When they’re gone, Marita and Dan and Kenny and Sarah crowd around me the way Doc Boone’s fellow passengers crowd around him after he delivers Little Coyote in Stagecoach—patting my back, shaking my hand, offering me whiskey. “What did you tell her?” Marita asks. “What was it that you told her?”

ME: Something Barbara Stanwyck once said. She was listening to an actress bitch about her boyfriend at a Hollywood country club back in the Thirties, and after hearing her complain for a solid hour, Stanwyck finally said, “Look, honey. There’s only one question that matters in a situation like this. Is the fucking you’re getting worth the fucking you’re getting?”

               Turkey Day Blues

Maddie and Glynnis come up around 10:40. Glynnis is toasted. She points to a table in the lounge where a young bearded guy is sitting with an older couple.

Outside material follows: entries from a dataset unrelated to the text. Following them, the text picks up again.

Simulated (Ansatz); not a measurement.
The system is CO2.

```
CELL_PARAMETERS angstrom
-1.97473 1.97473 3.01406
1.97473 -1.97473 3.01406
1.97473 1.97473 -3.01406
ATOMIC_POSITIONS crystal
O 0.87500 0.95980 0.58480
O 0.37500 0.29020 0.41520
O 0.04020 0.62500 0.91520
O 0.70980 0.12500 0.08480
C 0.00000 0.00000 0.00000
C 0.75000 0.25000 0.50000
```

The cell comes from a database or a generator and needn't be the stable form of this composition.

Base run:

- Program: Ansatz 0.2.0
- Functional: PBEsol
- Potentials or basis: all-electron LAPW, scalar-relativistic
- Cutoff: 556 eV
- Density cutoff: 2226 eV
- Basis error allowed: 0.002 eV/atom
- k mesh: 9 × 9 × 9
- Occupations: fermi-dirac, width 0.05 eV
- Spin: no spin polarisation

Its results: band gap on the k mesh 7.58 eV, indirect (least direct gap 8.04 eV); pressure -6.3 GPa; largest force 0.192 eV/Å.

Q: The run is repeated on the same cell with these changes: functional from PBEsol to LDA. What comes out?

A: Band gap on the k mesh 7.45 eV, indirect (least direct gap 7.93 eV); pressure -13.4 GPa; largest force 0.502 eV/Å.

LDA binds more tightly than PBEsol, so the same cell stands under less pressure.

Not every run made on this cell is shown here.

GLYNNIS: Is that Sarah’s boyfriend?
ME: That’s him; his name’s Matt.
GLYNNIS: I like the name.
ME: So do I.
GLYNNIS: I want to go over and say hello but he’s with his parents. (A conspiratorial whisper:) I’ve been drinking, Matt. (Sadly:) I can’t do go over there. Not when he’s with his parents. Not like this. I just can’t. (She walks over there.) Hi, I’m Glynnis!

Maddie and I catch up.

MADDIE: I never get to see you any more; I just get to read your comments on my blog.
ME: I miss you too. (We hug.) You riding your bike home tonight?
MADDIE: God no.I’m taking the subway.
ME: Not a cab?
MADDIE: Not when the gravy train is pulling out of town.
ME: Maddie, that gravy train is crashing off a bridge.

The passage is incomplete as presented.